# Thread: Surface Area of Hellicoid

1. ## Surface Area of Hellicoid

Find the area of the surface.
The helicoid (or spiral ramp) with vector equation

$\displaystyle r(u,v) = ucos(v) i + usin(v) j + v k\ 0\leq u\leq 1, 0\leq v\leq \pi$

$\displaystyle r_u = cos(v)i+sin(v)j +0k$
$\displaystyle r_v = -cos(v)i + ucos(v)j + k$

Next i found $\displaystyle |r_u \times r_v|$

and got $\displaystyle 1 + 2u + u^2$

Im not even sure if this is right, i got confused by the k term (algebra is rusty). Last, i need to take the

$\displaystyle \int\int |r_u \times r_v| dudv$

Im not sure how to take the integral of this, help would be much appreciated.
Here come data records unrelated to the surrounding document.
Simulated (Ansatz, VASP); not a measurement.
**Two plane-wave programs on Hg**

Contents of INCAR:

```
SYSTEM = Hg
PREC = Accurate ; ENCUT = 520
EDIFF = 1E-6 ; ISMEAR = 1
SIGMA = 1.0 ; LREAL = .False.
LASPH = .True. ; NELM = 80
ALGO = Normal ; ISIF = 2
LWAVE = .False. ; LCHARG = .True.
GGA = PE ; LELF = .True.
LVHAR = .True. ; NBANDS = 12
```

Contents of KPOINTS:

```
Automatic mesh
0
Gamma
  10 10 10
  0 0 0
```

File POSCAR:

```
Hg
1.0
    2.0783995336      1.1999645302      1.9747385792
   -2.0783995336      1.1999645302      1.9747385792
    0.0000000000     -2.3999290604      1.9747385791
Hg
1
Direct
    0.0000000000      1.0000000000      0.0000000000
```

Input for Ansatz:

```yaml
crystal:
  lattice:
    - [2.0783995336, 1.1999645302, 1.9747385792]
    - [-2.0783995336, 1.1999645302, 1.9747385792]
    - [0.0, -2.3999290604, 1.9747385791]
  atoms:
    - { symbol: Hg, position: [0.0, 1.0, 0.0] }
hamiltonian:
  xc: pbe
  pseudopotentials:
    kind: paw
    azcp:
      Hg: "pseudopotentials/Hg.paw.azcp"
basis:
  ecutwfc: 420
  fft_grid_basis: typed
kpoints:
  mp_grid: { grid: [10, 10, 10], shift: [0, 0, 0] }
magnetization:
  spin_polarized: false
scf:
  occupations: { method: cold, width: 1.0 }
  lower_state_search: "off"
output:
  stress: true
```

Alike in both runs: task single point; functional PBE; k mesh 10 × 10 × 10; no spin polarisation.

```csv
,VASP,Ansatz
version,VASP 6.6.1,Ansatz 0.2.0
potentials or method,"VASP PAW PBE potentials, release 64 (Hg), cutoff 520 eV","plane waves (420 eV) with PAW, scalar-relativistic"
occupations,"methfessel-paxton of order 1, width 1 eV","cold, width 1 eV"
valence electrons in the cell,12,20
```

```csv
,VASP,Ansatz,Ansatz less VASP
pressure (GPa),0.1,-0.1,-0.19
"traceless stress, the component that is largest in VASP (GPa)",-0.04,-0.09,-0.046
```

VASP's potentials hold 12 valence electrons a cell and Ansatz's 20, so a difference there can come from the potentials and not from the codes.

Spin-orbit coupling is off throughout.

2. If $\displaystyle r(u,v)=\{u\cos(v), u\sin(v),v\}$ then $\displaystyle r_u=\{\cos(v),sin(v),0\}$ and $\displaystyle r_v=\{-u\sin(v),u\cos(v),1\}$

Then:

$\displaystyle r_u \times r_v=\left|\begin{array}{ccc}i & j & k \\ \cos(v) & \sin(v) & 0 \\ -u\sin(v) & u\cos(v) & 1 \end{array}\right|=\{\sin(v),-\cos(v),u\}$

so that:

$\displaystyle \mathop\int\int\limits_{\hspace{-15pt} R} |r_u \times r_v| dA=\mathop\int\int\limits_{\hspace{-15pt}R}\sqrt{\sin^2(v)+\cos^2(v)+u^2}\; du dv$